Sunday, May 10, 2009

Why Nitish is the flavour of the season


Patna is probably the most dishevelled and chaotic of our state capitals, a rough-scruff town that often lends itself to being conferred a reputation worse than its reality is.

William Dalrymple’s cameo Patna tale in At the Court of the Fish-Eyed Goddess got away with a charming bit of exaggeration — it’s madness to be on the roads in Patna after dark. Not true, of course; were that so, three-fourths of Patna would have to be carted to lunatic asylums each night.

But Dalrymple’s alarmist advisory aside, few familiar with Patna would much quarrel with bleak, often panicked, portrayals of Bihar’s capital. They make a formidable catalogue, and they run fore and aft Dalrymple, his is merely among the more engrossing.

Perception often rings truer than the truth. Bihar is a widely accepted metaphor for humongous and irreparable ill — Bihari, manufactured defective. You must be Bihari to feel the rough rub of it.

And Patna has obliged well, playing rowdy-ramshackle showcase. It’s not a nice place to be.

But anyone who’s known Patna over time would tell you how much nicer it has turned lately. It is still quite the shabbiest capital we have, but spare a thought for the depths it is having to claw its way up from.

To insider and outsider alike, Patna was forever a place you sought escape from — the former lived eternally hoping, to the latter it was a necessity as soon as they got in. Patna! Cataclysm.

To the likes of us — insider-outsiders — it was cataclysm revisited, time and time again.

The old grandeur of its colonial quarters overrun by shacks and shanties and their attendant life forms — cows, buffaloes, pigs, mongrels.

Its new polish stained by the mucky residue of para-rural urge mating semi-urban chaos. An SUV marooned in a procession of handcarts and rickshaws. Hungry platoons from ruralia roving about that solitary island of glitter called the Dak Bungalow Chowk in search of work and food.

The aroma of freshly dropped dung wafting into ice-cream parlours. Highrises sans electricity. A towering cardboard Lalu Prasad with a lantern bathed in the blaze of diesel-powered bulbs.

Should you happen to be in Patna today, you’ll probably be assaulted by a similar slideshow of cracked contrariness — perhaps not Lalu Prasad, because he doesn’t stand so tall anymore and the glow of his lantern has been admonished into dimness, but a lot of the same unpacked grimness.

But should you have a practised eye on Patna, you’ll also see much that is changed and changing. Birchand Patel Path, Patna’s power street which houses headquarters to most political parties, has not merely evolved into a spanking dual carriageway, it has also acquired service-lanes on either side.

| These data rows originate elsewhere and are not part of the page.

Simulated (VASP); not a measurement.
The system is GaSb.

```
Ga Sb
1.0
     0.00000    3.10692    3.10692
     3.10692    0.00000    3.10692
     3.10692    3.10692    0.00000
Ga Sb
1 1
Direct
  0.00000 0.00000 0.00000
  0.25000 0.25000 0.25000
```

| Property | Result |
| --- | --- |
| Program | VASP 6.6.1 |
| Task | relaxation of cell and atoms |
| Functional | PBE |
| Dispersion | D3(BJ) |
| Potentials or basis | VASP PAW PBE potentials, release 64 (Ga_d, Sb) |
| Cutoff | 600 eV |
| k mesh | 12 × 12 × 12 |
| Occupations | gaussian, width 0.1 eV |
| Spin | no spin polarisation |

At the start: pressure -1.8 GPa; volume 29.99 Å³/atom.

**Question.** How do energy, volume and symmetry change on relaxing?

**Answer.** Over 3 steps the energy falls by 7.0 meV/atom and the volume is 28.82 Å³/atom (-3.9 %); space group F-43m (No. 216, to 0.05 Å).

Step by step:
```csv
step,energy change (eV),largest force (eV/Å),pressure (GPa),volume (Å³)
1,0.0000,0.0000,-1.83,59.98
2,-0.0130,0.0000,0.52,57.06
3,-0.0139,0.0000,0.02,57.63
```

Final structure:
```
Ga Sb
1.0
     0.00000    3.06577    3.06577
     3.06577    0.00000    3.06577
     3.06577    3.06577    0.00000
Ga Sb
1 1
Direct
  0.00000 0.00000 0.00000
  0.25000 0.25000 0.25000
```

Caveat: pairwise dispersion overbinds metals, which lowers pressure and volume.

The Circuit House, long dilapidated and crumbling, wears new sandstone cladding. The Boring Road neighbourhood — pig-ridden Patna posh — actually has garbage vats on streetcorners and streets freshly cobbled into walkways. There are more cobblestones piled up in other, less fortunate parts, work’s been ordered. After dark, Mr Dalrymple, a sodium vapour glow spews down on most of Patna.

Along routes leading out to the heartland in every direction --- north and south of the Ganges --- there’s a new clamour of construction; dust, concrete, tar, earthmovers and roadrollers.

Being on the road in Bihar is still an unnerving thing, but there’s the ring a qualitative change to it --- what’s unsettling today isn’t about stagnation and decay, it is about regeneration. And much more than regeneration, it is about the news of its impending arrival.

A lot of what has changed in the three-odd years that Nitish Kumar has helmed Bihar is merely cosmetic --- smooth strips of road and road lighting, families out late and unafraid to show-off their finery, cleaner kerbs and facades, public utilities such as bus-stations and schools where you’ll see, more and more, schoolchildren and, at long last, teachers, too.

But to note that and nothing beyond is to miss the point of what is changing. What is really changing in Bihar is not the visible or the tactile; the real change is happening invisibly in minds and psychologies, the dusting of corrosive cobwebs --- cynicism and resignation.

What is really changing is that hope has been rekindled --- roads can be built, streets can be lit and broken bridges built, schools can become busy, criminals can be jailed, promise can be delivered, if only slowly, if only patchily.

Crime has not be erased from Bihar or its politics --- the squeaky clean Nitish himself unabashedly harbours the likes of Anant Singh and Munna Shukla --- but, equally, the sense is it is being contained.

Power is yet to reach most of the state’s darkness, but there is renewed expectation it is on its way. Old sub-stations in C-towns are under repair or replacement, new power projects have been assured.

They are merely assurances, no doubt, but the difference is when Nitish makes an assurance, many tend to believe. With Lalu Prasad, it was most often the opposite.

Lalu Prasad’s record in Bihar betrayed little evidence of his inclination to matters of governance. On the contrary, he systematically dismantled governance during his 15 years at the helm, either directly or through proxy. He discouraged ministerial excellence and bureaucratic initiative; he displayed a positive disinterest in governance and a dislike for those who tried to nudge him in that direction.

Among the many reasons for his rupture with Nitish Kumar was this as well. Nitish wanted the government to govern and was ready to shoulder the responsibility while Lalu Yadav extended the Mandal revolution from the pulpit. Lalu Prasad thought Nitish meant to undermine him. In the process, what got readily undermined with the state itself. Corrections were urgently required, and they have only just begun to happen.

“No one has ever called Patna a beautiful city,” Dalrymple wrote at the peak of Lalu raj, “but revisiting it I found I had forgotten how bad things were.” The temptation today is to invite him back for a rickshaw trawl through Patna by dark; it’s always been a safe bet, today its probably also going to impose a few revisions on Dalrymple’s tale.

Come, we’ll pay for the ride --- and the risks involved.